11.03.2011

The ship at sea




Last evening I heard Mark Strand read in a living room by the Hudson River. This was happenstance. Not the river nor Strand--but my being there. I was working in the apartment; it's a job I've had for ten years now.


After hours, below stairs.


When I arrived, Mark Strand was already in the living room by the floor-to-ceiling windows--and there are floor-to-ceiling windows all around the apartment, with views of the water and the lights and the cars and all that is beautiful in the city. When viewed through glass, the city is always beautiful.


Mark Strand is imposing, immense, even in his frailty. His voice, once strong, is thin. He speaks as he moves: slowly, picking his way as though avoiding loose stones. He read like a ship at sea: steady onward, turning slowly, leaving all stirred in his wake.


When he read his new poems--which he does not call poems because they are written in prose, as sentences--he sat on the linen-colored sofa, a yellow lab at his side. [This dog, who lives in the apartment, knows instinctively which is the premier position in any setting.] There were hushed silences, nearly prayerful, supplicants at the feet of the knowing. His new book, to be released on 3 January 2012, is called Almost Invisible. The next, Strand says, will be called Invisible.


The dog slept.


This is a poem from twenty-one years ago that Strand wrote, but did not read.


The Idea



For us, too, there was a wish to possess
Something beyond the world we knew, beyond ourselves,
Beyond our power to imagine, something nevertheless
In which we might see ourselves; and this desire
Came always in passing, in waning light, and in such cold
That ice on the valley’s lakes cracked and rolled,
And blowing snow covered what earth we saw,
And scenes from the past, when they surfaced again,
Looked not as they had, but ghostly and white
Among false curves and hidden erasures;
And never once did we feel we were close
Until the night wind said, “Why do this,
Especially now? Go back to the place you belong;”
And there appeared , with its windows glowing, small,
In the distance, in the frozen reaches, a cabin;
And we stood before it, amazed at its being there,
And would have gone forward and opened the door,
And stepped into the glow and warmed ourselves there,
But that it was ours by not being ours,
And should remain empty. That was the idea.



[His voice is here.]


The dog slept until applause broke into the room, and then he sat up, assured that it was for him.









2.27.2011

The Ferry from Tripoli



It has been a long time away. One could think of it as a kind of voyage, but it's really more a case of distraction, of not fully being present in any way.

I've been trying to follow the stories coming from the Middle East; my own awareness started with a Facebook post, a plea from a friend who asked, why was no American media reporting about Egypt? And, then, in a day, that changed, as every day began with DATELINE, CAIRO. 

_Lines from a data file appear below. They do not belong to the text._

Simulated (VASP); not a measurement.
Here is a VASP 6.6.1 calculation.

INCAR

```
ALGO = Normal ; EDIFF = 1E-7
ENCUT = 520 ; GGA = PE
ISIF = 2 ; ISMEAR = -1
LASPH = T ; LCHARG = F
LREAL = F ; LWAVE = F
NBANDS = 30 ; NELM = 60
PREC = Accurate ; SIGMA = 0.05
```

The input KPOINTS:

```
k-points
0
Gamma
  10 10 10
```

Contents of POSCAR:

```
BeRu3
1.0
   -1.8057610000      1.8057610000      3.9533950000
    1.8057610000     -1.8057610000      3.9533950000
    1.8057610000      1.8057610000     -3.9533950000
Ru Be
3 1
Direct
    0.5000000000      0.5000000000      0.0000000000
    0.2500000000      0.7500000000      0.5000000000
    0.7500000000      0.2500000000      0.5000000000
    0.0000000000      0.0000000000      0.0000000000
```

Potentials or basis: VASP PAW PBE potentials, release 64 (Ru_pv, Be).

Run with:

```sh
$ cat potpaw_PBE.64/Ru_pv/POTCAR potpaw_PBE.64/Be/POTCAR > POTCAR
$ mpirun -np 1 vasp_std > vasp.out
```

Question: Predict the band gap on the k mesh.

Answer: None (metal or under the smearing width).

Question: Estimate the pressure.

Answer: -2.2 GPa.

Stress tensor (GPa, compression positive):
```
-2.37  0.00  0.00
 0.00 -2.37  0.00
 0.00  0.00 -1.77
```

Last week, I was transfixed with the story about the ferry that had been chartered by the United States to take its citizens and other foreigners to Malta. People had been fleeing all week; the airports were jammed. Tens of thousands of workers were boarding flights out of Libya. And yet, for me, it was the rough sea voyage that seemed to capture all that was mythic and horrifying. 


Two days waiting at port for the waters to calm down. An eight-hour journey across rough waters. Hundreds disembarking at a distant port, dragging their luggage, exhausted and triumphant and heartbroken. Each American interviewed said they would return to Libya as soon as possible.


There are so many other migrations, mostly undocumented, likely more dangerous. We only tend to hear about the Americans who lived and died; all others slip into history unknown. 


For me, the whole concept of flight, of fleeing, is deeply impressed upon me. It's an inheritance; it feels like a part of my body, like the particular shape of my fingers or the nature of my gait. Tao nan. To flee a calamity or a burden. I have friends who fled their homes, usually at night, often as children. Bundled into cars and then ships and then planes to faraway places that were not home when they woke up. My mother fled within her own country, which was vast enough to be another continent when she woke up one day and had stopped moving.


So the notion of a ferry sailing from a port in Tripoli--which instead sounds so poetic, like embarking on a love affair--is really another print made from a long-ago negative. People fleeing from madness and a firestorm, people setting off in the night into an unknown because all other, probably preferable, choices have been exhausted. Unlike most people who flee, the ones on the ferry from Tripoli will have options, and the place from which they fled was not their ancestral homeland. That landscape does not quite have the same imprint on the heart, and its vanishing does not evoke the same loss.